Sunday, August 27, 2006

Police-Writers.com adds the 93rd Police Author

August 27, 2006 (San Dimas, CA) Police-Writers.com, a website dedicated to police officers turned authors, has added its 93rd police author, Will Beall. Beall has been a police officer with the Los Angeles Police Department for over eight years. He is currently assigned to the 77th Division. His assignments have included patrol and the anti-gang unit, and recently he began working homicide.

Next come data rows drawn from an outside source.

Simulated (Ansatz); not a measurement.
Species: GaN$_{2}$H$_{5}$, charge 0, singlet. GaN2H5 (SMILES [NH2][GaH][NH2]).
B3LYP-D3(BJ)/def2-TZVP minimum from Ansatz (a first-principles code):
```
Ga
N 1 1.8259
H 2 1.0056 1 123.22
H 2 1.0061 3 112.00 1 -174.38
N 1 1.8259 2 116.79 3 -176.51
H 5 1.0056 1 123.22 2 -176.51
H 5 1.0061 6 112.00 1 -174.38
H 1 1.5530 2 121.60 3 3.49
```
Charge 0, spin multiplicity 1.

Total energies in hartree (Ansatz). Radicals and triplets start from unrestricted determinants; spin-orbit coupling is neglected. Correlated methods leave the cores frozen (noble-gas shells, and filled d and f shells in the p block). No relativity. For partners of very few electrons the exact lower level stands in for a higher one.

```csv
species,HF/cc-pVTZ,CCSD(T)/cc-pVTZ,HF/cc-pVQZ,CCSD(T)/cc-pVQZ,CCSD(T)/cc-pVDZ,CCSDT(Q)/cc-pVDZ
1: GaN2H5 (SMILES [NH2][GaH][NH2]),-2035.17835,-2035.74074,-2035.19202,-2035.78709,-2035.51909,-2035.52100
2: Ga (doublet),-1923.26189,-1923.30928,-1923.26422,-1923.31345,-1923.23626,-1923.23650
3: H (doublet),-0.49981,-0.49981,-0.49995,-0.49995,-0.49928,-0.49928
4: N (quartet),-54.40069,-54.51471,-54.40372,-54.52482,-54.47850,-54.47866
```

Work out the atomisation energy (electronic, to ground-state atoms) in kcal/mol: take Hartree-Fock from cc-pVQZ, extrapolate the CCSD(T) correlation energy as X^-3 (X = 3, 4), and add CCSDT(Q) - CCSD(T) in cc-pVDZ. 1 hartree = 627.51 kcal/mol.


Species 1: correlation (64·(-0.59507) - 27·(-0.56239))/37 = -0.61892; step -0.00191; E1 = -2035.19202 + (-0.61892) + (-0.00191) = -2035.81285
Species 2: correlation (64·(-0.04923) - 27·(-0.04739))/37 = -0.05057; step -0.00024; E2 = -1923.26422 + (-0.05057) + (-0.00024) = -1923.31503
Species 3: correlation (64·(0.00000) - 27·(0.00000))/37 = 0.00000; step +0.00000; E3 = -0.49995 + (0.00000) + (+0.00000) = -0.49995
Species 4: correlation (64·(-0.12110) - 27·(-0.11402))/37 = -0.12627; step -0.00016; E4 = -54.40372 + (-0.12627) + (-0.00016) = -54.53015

When asked about why he started writing, Beall said, “I've always been a compulsive scribbler, writing everything down that I see and feel. If I had more artistic talent, maybe I would sketch things. I've been doing this forever, since long before I came onto the job. But when I made the decision to become a cop, I actually decided that I had to put that behind me. My first week on the job, every night when I came home from work, I would just talk to my girlfriend at the time, until two in the morning, about everything that happened all day. So, within a week of working in 77th, I realized I needed to write about this. And I started filling up notebooks and legal pads. I don't remember exactly when I decided to write the book, but somewhere along the line I had this idea of doing a story about this kid who was just starting out.”

In Beall’s debut novel,
L.A. Rex, “As far as everyone in the squad room knows, Ben Halloran is completely fresh to the streets of the 77th Division, a soft kid from the West Side who's decided to become a cop and just happened to draw the hardest neighborhood in L.A. But demons from Ben's complicated past catch up with him-and his tough, oddly principled Daryl Gates-era partner, Miguel Marquez-all too quickly. From the moment Ben and Marquez hit the streets together, they're pulled into a web of ultra-violent corruption and retribution involving hardcore Crip gangbangers and tagalong gangsta-rap gloryhounds, L.A.'s Mexican Mafia, sleazy celebrity defense attorneys, and dirty cops with distinctly self-serving definitions of law enforcement. Ben is forced to choose among father figures and apparent destinies-trying to obey (and discover) his own moral principles as well as his desperate animal instinct simply to stay alive.”

Police-Writers.com now lists 93 police authors and their 250 books in six categories.